Home » Views, Reviews & Interviews » Tune Of The Day #3 – Review for drumtrip.co.uk

Tune Of The Day #3 – Review for drumtrip.co.uk

T.Power – Prospect For Democracy – S.O.U.R. (SOUR029/TPOW001R, 1995)

T.Power – Prospect For Democracy

This is my third contribution to the oldschool specialist blog Drumtrip; a review and the background story behind the track Prospect For Democracy by T.Power. You can view the original post, as well the previous installments of the TOTD series here:

In 1992, Dave Stone and Norton Blue, owners of the Trinity Studios in London, set up the UK hardcore label Dj Only Records, renamed a year later to the Sound Of The Underground Records (SOUR); one of the most influential collectives of the mid-90s jungle/drum and bass scene. The first signing of the label was the breakbeat hardcore outfit Bass Selective (Royal, Samuel, Hay, Clarke and Elizabeth Troy on vocal duties). Bass Selective went on to record four EPs; the highlight of their outputs being the piano-driven anthem Blow Out part 2.
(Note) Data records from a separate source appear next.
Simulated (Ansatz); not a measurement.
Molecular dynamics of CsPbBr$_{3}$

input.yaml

Bass Selective disbanded in 1993 and one of the founding members, Marc Sebastian Royal emerged with the recording alias T.Power. He was readily signed as a solo artist by SOUR; a flying start for an illustrious and prolific recording career. It was only two years later however, that he would create serious waves in the drum and bass proceedings.

Fast forward to 1995, a year that proved pivotal for both T.Power and SOUR, Marc Royal started to experiment with new sounds, abolishing the stereotype that SOUR was a strictly “ragga jungle” label. The result has been the impeccable, genre-defining Mutant Jazz; co-written with Nigel Samuel (also a former member of Bass Selective, who had adopted the one-off moniker MK-Ultra), Mutant Jazz brought jungle closer to the abstract jazz territory of Ninja Tune and Mo’Wax and is still considered today as one of the genre’s absolute classics. A few months later, T.Power’s first personal album, entitled The Self Evident Truth Of An Intuitive Mind, was released to critical acclaim; a pioneering, ground-breaking release that pushed the drum and bass boundaries even further. That same year T.Power also launched his short-lived own imprint Deep Thought Records recording under the alias Atomic Dog.

T.Power – Police State

In the aftermath of T.Power’s album success, came the Police State EP. The title of his album had provided a hint about T.Power’s views, who had always insisted that drum and bass is a form of intelligent music; however the Police State EP made the connection more apparent. Thought-provoking, exhilarating and reminiscent of the “Intellect” part of his album, the EP is profoundly influenced by the works and lectures of Noam Chomsky, an American linguist, philosopher, political commentator, activist, cultural figure and professor at the Massachusetts Institute of Technology (MIT), USA.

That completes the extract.